The 1973 Philippine Constitution had recognized the rights of persons under custodial investigation as the same first appeared in Article IV, Section 20 which states that:
“No person shall be compelled to be a witness against himself. Any person under investigation for the commission of an offense shall have the right to remain silent and to counsel, and to be informed of such right. No force, violence, threat, intimidation, or any other means which vitiate the free will shall be used against him. Any confession obtained in violation of this section shall be inadmissible in evidence.”1
Presently, the 1987 Philippine Constitution2 has made some changes on the said provision. It expanded the 1973 version in order to clarify the scope of the right.
It sets apart the right of persons under custodial investigation from the traditional right against self-incrimination in order to emphasize the guarantee of the right to proper treatment of those persons under such investigation.

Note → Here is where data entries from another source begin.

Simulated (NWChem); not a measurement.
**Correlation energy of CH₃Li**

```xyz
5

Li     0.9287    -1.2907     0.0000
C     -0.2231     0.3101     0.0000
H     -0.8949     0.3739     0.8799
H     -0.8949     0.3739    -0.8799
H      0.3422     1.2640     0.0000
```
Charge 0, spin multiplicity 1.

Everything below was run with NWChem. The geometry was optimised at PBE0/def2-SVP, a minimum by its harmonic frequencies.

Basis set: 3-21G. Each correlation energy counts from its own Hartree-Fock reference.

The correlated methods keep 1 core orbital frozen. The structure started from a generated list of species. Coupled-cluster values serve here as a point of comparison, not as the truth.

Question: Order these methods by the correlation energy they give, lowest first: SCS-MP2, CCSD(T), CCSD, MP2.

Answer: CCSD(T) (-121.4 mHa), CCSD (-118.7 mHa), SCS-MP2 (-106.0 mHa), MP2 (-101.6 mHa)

Rights of Persons under Custodial Investigation
The provision on persons under investigation can now be found in Article III, Section 12 of the 1987 Philippine Constitution which provides that:
“(1) Any person under investigation for the commission of an offense shall have the right to be informed of his right to remain silent and to have competent and independent counsel preferably of his own choice. If the person cannot afford the services of counsel, he must be provided with one. These rights cannot be waived except in writing and in the presence of counsel.3
(2) No torture, force, violence, threat, intimidation, or any other means which vitiate the free will shall be used against him. Secret detention places, solitary, incommunicado, or other similar forms of detention are prohibited.4
(3) Any confession or admission obtained in violation of this or Section 17 hereof shall be inadmissible in evidence against him.5
(4) The law shall provide for penal and civil sanctions for violations of this section as well as compensation to and rehabilitation of victims of torture or similar practices, and their families.”6
Furthermore, this constitutional provision was heavily influenced by two American jurisprudence. The case of Escobedo vs. Illinois7 defined custodial investigation as the time when “the investigation is no longer a general inquiry into an unsolved crime, but has begun to focus on a particular suspect, the suspect has been taken into police custody, the police carry out a process of interrogations that lends itself to eliciting incriminating statements”. On the other hand, Miranda vs. Arizona8 enumerated the rights available to persons under investigation, such as:
(1) At the outset of the investigation, the person in custody must be informed in clear terms that he or she has a right to remain silent;
(2) He or she must be informed that anything he or she says can and will be used against him or her in court;
(3) He or she must be informed that he or she has the right to consult with a lawyer and to have said lawyer with him or her during the custodial investigation;
(4) He or she should be warned that if he or she is indigent, a lawyer will be appointed to represent him or her;
(5) Until an attorney is present, the interrogation must cease the moment he or she asks for a lawyer at any point in the investigation; and
(6) No evidence obtained as a result of the investigation can be used against him if the foregoing protections and warnings are not demonstrated to have been observed.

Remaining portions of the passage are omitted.